This is my 5th voyage down the outside of "The Baja". Every single one of them has been different! Relatively speaking, this cruise down was a 'piece of cake'! Glossy seas gave the opportunity to see lots of birds, whales and dolphins. Minimal swell provided the advantage of being able to anchor in more open roadsteds and explore places we had not yet seen.
Yet, the one thing every thing every trip down the Baja holds in common is Transition- yes, with a capital T! I guess it could also be Initiation to the cruising life.... with a capital I!
First there is the obvious transition of life from a house to life on a boat. From a home that never moves to one in constant motion! There is the scaling down of spacial requirements. Being that there are three of us on this trip, we each have about 16 linear feet of space per person or maybe 28 square feet per person to call our own! the first thing to learn is to take up less space when you stretch, spread out your project or get emotional!
Of course there is also remembering how to use the boat itself! How to connect on the radios (a very important emergency tool), how to program the GPS, operate the radar, make water, check the engine oil and gauges, start the genset (generator) to charge the batteries, raise and lower the windlass to set the anchor- you get the picture! Everything (for me) just requires a little more muscle- climbing up and down the ladder in the companion-way, pulling in the sails, steering in rolly seas.....
As one sails south down the "outside" it is like sailing in the desert! We leave the beautiful oasis of irrigated so-cal and enter a landscape of stark beauty- treeless mountains, windswept beaches and eroded cliffs and plateaus covered only by scrub brush and occasional cactus. Life on land is not obvious as it takes cover during the day from the scorching sun, mostly to emerge in the evening and night under a bone chilling marine layer. I know that it is there... I see the coyote tracks....

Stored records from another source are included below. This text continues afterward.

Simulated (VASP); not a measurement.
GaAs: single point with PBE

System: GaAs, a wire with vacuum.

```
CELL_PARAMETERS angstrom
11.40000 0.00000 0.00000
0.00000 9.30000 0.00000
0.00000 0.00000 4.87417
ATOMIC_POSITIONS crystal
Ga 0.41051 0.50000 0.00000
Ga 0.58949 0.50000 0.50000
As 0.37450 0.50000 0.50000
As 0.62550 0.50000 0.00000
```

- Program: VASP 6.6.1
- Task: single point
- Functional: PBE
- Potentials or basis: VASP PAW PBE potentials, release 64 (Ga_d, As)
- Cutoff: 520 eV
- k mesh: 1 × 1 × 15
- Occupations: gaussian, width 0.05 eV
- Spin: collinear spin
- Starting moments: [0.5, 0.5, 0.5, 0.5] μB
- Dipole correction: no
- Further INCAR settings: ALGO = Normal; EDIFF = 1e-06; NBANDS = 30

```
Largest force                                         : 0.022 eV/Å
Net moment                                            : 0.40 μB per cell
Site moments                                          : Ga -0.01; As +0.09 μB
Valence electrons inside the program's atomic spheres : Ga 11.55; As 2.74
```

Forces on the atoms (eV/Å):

Reading the water becomes critical. Change in water color indicates change in depth. Ripples show where there is wind, churning may show a fish boil, a plume of spray in the air: a pod of whales or a blow hole in the rocks. A dark spot on the surface of the water may be a shark sunning itself. As important as are our eyes, our other senses begin to be more importantly counted on- the smell a village occurs before it is seen, listening for the differences in the wind- the sound of wind howling in the rigging tells its velocity-, feeling the difference in sea motion indicates if you are on or off course.
This Transition time is important in the life of a cruiser. It's like a gestation period where you leave life as you know it and are born into a realm where mother nature rules supreme and you jockey position with the wind and the waves..... Every day is different and every day is new! On this passage down the Baja I remember I am on my own for entertainment, fullfillment, a lift in spirits or courage for what the next weather system or anchorage may bring.
So after 850 miles (at 6 knots per hour) I pretty much have my sea legs! I've remembered what I have signed up for! I am again Initiated! I have completed a rite of passage and have earned my Right to Passage!